“I love the metaphor of the submarine,” Pam Devlin said over lunch at a long glass table with six others in a Santa Rosa home.
“Oh, I really liked that!” Wanda Burzycki replied.
“How’s life, Cathy?” Joan McCue asked.
“Full of babies!”
The 37-year-old book club’s monthly meeting buzzed with conversation and laughter and the clatter of silverware on plates. Members raised their wine glasses cheerfully in the air.
It was typical for My Book Club, an all-women group whose seven members have held each other close through some of life’s deepest losses and happiest beginnings — deaths of parents and a beloved husband, but also children’s first days of school, career changes and finding love again after divorce.
“It’s more than a book club,” Devlin said. “We talk about the book, but we talk about all other aspects of our lives, too. We’ve gone through life’s ups and downs together. This club has been a place of strength and inspiration.”
In the spring of 1985, member Burzycki attended a workshop at the annual California Association of Teachers of English conference in Long Beach. Several English teachers, all from the same high school, presented the workshop and described their “professional” book club. For them, the club was a way to discuss literature with other English teachers and have fun while doing it.
The teachers’ enthusiasm, camaraderie and encouragement to “get something started” inspired her that day, Burzycki said.
That summer, Burzycki, then an English teacher at Rincon Valley Middle School, was planning a leave of absence to enroll in a writing master’s degree program. But she knew she’d miss connecting with her colleagues, so she invited some of them to lunch at her Healdsburg home and asked each to bring their favorite book.

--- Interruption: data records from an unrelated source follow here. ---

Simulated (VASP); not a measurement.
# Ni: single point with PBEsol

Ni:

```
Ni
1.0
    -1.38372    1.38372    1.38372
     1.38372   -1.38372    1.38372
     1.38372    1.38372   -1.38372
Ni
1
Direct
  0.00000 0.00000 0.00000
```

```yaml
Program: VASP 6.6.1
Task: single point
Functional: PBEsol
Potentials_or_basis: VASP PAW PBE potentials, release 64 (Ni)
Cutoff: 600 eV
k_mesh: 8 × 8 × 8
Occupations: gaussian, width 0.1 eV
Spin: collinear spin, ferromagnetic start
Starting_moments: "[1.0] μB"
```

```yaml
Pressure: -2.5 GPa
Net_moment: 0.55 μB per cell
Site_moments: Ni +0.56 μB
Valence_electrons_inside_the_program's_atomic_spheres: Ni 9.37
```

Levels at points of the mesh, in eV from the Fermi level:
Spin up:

The idea bloomed, and a sisterhood unfolded.
My Book Club
“The book club was my thread of friendship,” Burzycki said. “They were there when I was heading in a different direction, who believed in me and who I just loved.”
The club began with nine members. Over time, one dropped out and another moved away. A solid seven have stayed with it: Burzycki, Devlin, McCue, Jeannette Anglin, Cathy Brew, Patty Dunlap and Mary Lou Milkoff.
As time passed, they began calling their group My Book Club. In addition to a love of literature, many of the members have another commonality: They were English, math and science teachers at Rincon Valley Middle School.
“When you’re so busy teaching, when do you discuss literature in the same way that you have in your class?” Burzycki said. “We wanted to practice what we preached.”
For the club’s 10th anniversary in September 1995, they rented a house at Sea Ranch for a weekend. That trip became a tradition repeated every summer after the school year ended. They would talk about books, sip wine, cook themed (Thai, Italian, Mexican, Filipino, Greek) dinners together, play Scrabble and share stories.
“It was like a three-day slumber party!” Burzycki said.
Over the years, they’ve made several scrapbooks filled with photos of their book club meetings, birthday celebrations and retirement parties.
“Our book club was a place where we could unload, where we could trust and could have a community,” said Milkoff, who lives in Santa Rosa.
They’ve also been a support to each other through life’s hardships.
In December 1995, McCue’s husband died. She had returned home from work one evening to find him in their Santa Rosa backyard, where he’d died of a heart attack.
When that unexpected tragedy hit, the club members immediately came over to McCue’s house with care packages. They held McCue through grief and uncertainty as time passed.